Two lecturers of economics at Macquarie University Business School have looked at the play of more than 1300 professional golf players, men and women, over 120 tournaments in two US seasons to come up with theories on why some choke and others don’t at critical junctures in their game.
And while untested in the non-sport world, their empirical findings on human behaviour, psychology and emotions in the game could lead to better choices we make elsewhere.
Conclusions from their hole-by-hole analyses found a player’s good or bad game after a bad hole had more to do with the mind game over any physical strategy or ability on how to approach the next green
Contrary to popular sporting belief, there was no evidence of the “hot hand phenomena”, largely referenced in golf, baseball and basketball to describe a player’s ability to produce a sequence of superior performances above their norm, with emotional control a more critical driving factor.
They did find “significant” statistical evidence however of a “cold-hand” effect, where a bad hole or play increased the chance of another straight after.
Those who had a low sensitivity to prior performance was related to better scoring as opposed to streaky play.
Performance training, they concluded, needed psychological skills including specific strategies for controlling emotional responses to success and failure in the short run such as within the next five to 10 minutes of a negative action.
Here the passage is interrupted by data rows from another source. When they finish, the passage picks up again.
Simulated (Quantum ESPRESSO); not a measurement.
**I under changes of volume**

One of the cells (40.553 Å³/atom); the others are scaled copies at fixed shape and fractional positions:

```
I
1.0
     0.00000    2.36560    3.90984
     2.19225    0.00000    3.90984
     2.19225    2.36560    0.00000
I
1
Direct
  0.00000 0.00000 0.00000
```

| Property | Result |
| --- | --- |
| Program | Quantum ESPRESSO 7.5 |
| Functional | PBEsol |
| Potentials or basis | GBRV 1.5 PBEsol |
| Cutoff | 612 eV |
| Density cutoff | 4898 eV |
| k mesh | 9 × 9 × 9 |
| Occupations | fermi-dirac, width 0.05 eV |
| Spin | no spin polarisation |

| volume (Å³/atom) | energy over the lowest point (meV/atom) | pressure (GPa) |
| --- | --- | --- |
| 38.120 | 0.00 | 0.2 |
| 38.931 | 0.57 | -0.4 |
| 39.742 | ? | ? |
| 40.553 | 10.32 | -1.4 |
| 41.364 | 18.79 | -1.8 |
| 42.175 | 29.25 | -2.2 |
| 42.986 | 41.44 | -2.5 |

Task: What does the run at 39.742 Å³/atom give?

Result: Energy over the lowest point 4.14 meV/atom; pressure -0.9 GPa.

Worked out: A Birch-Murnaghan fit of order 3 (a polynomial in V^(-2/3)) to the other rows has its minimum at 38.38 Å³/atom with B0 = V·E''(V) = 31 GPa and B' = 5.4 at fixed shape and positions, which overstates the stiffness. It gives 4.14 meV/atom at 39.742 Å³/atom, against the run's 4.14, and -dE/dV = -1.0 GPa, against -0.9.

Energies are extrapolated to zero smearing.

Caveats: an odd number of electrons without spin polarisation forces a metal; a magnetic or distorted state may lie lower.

“What we found could be the key in psychological training, the ability to practice that almost meditative state ‘I’m a professional golfer I have done this 1000 times, 10,000 times on the practice course’, the resetting is important,” Dr Paul Crosby, a lecturer of economics at Macquarie University, said.
Golf is not usually the purview of economists, but Dr Crosby and fellow Macquarie University lecturer Dr Andrew Evans said the game provided one of the best data sets to explore human behaviour with par the expectation but a bogey or birdie flagging a good or bad decision.
“Micro economics is individual decision making and the choices we make and if you think of economics as a study of choices, sports then becomes much more relevant in terms of an arena in which to evaluate choices,” Dr Crosby said.
“It’s rare in human behaviour that we have such quantifiable metrics in terms of what goes well and what doesn’t and I think as economists we struggle to market ourselves doing interesting work – everyone knows the great work done on the macro level, unemployment, fiscal stuff – but it can also give these nice insights into sport, culture, entertainment and all that.”
Dr Evans said players at this level practised so much they can make the shot but it’s the mind game, the mental state that sees negative performance follow negative performance for some.
From their study he said there would be other sporting and non-sporting situations where a similar phenomenon occurs.
“It’s about not changing your approach to the next task when something goes wrong,” Dr Evans said. “Remember what you are good at and don’t let outside thoughts impact what you know you can do. Reset and do exactly what you trained for.”